An echo of the literary universe recreated in his novels and a tribute to his readers. This is how Catalan writer Carlos Ruiz Zafón (1964-2020) conceived the book La ciudad de vapor (The City of Vapor) (Planeta), a collection of 11 stories, four of them unpublished, that recreate his native Barcelona, “the one he knew and the one he invented, fortunately for us, and invite us to revisit his work,” says Emili Rosales.

The Spanish editor states, in an interview with Excélsior, that the writer, who died on June 19 in Los Angeles, California (United States), where he had lived since 1994, decided to write “a kind of love letter” to his fans by bringing back some of his characters in different settings, “with the idea of reinforcing their faith in books and literature, and convincing them that culture remains central,” he says.

In the stories, “which intertwine with each other,” Ruiz Zafón recreates Barcelona in 1905, with its steam trains, fog, rain, and Gothic churches. “We see the Barcelona of the great bourgeois mansions, the narrow streets of a neighborhood under construction, the city as a kind of living being in the making, the port. We see characters capable of shedding their skin, of adopting another’s identity in order to survive. It’s a book that tells us a lot about his conception of language, the city, and the art of storytelling,” he explains.

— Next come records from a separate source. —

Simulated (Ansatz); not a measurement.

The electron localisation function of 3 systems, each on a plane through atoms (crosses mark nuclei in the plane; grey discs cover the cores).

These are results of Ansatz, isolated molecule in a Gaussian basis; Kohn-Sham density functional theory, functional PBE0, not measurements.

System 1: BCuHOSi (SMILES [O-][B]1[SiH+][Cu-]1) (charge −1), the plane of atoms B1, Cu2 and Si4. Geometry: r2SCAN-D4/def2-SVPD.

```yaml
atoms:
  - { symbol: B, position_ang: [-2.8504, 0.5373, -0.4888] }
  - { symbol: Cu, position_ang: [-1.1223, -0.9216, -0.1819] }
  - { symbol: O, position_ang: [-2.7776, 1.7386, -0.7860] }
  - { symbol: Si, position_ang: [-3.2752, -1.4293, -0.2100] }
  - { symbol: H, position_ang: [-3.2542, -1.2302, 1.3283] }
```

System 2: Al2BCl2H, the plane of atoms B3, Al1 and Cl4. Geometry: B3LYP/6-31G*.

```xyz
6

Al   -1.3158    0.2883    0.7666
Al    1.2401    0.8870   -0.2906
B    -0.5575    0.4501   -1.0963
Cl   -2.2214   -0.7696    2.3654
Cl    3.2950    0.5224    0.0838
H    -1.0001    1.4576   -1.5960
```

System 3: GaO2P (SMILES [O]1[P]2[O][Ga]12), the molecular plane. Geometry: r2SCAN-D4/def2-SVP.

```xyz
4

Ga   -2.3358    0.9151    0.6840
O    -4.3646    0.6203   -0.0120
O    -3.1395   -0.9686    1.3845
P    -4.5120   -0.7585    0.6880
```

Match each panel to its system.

Praised by Stephen King and considered the most widely read Spanish novelist after Miguel de Cervantes, Ruiz Zafón sold more than 15 million copies of The Shadow of the Wind (2001), the first work in the aforementioned quartet, which also includes The Angel’s Game (2008), The Prisoner of Heaven (2011), and The Labyrinth of Spirits (2016).

The editor emphasizes that in The City of Vapor, medieval Gothic literature and Barcelona’s Gothic architecture intersect. “He was struck by how Gaudí turns his gaze to medieval imagery in the 20th century, the exuberant rather than the rational, which is why he turns him into a character; he identified with him for his commitment to the unexpected.”

The man who worked for several years with the author of the trilogy The Prince of Mist (1993), The Midnight Palace (1994) and The Lights of September (1995) points out that “he loved music, he was a great music lover, a composer, and he was also fascinated by architecture and photography.”